ING counts on vast network to fuel its growth in China
Dutch firm's regional operation acts as a platform connecting outbound and inbound investment activities by leveraging its European contacts

ING Bank is pinning its hopes for growth in China on companies looking to go overseas and says operating profits in the region could grow by 10 to 15 per cent a year.

The ING group separated its banking and insurance operations as part of a restructuring required by the European Commission in order to be eligible for Dutch state aid during the 2008 global financial crisis.
While many international banks are keen to expand their range of services, the Dutch lender is focusing on running a mainly commercial banking operation in Asia, with investment banking capabilities. By contrast, it is running retail and commercial banking businesses in Central and Eastern Europe.

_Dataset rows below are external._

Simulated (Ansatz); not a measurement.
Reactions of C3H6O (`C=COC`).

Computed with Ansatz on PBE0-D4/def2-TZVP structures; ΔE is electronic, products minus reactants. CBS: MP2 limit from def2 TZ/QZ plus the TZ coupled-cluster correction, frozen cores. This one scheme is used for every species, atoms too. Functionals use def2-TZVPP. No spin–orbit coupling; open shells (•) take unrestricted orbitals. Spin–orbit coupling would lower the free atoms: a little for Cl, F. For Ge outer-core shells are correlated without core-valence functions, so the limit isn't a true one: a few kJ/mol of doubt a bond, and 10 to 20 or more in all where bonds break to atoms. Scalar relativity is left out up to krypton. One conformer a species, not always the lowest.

"Our network is key. There are not that many European banks with an adequate Asian platform and a very deep European network," Scholten said, noting that the commercial banking arm operated in 14 markets in Asia, including the mainland, Hong Kong, Taiwan, Singapore and Mongolia.
ING's growth in operating profit had exceeded targets in the past few years and Scholten said he expected that to remain the case, with Chinese corporate investment in Europe soaring in recent years.
Before 2008, the mainland's annual investment in Europe was less than US$1 billion, but by 2011 it had increased to US$10 billion, according to a report by China International Capital Corporation. It said it expected total investment to reach US$250 billion to US$500 billion in 2020.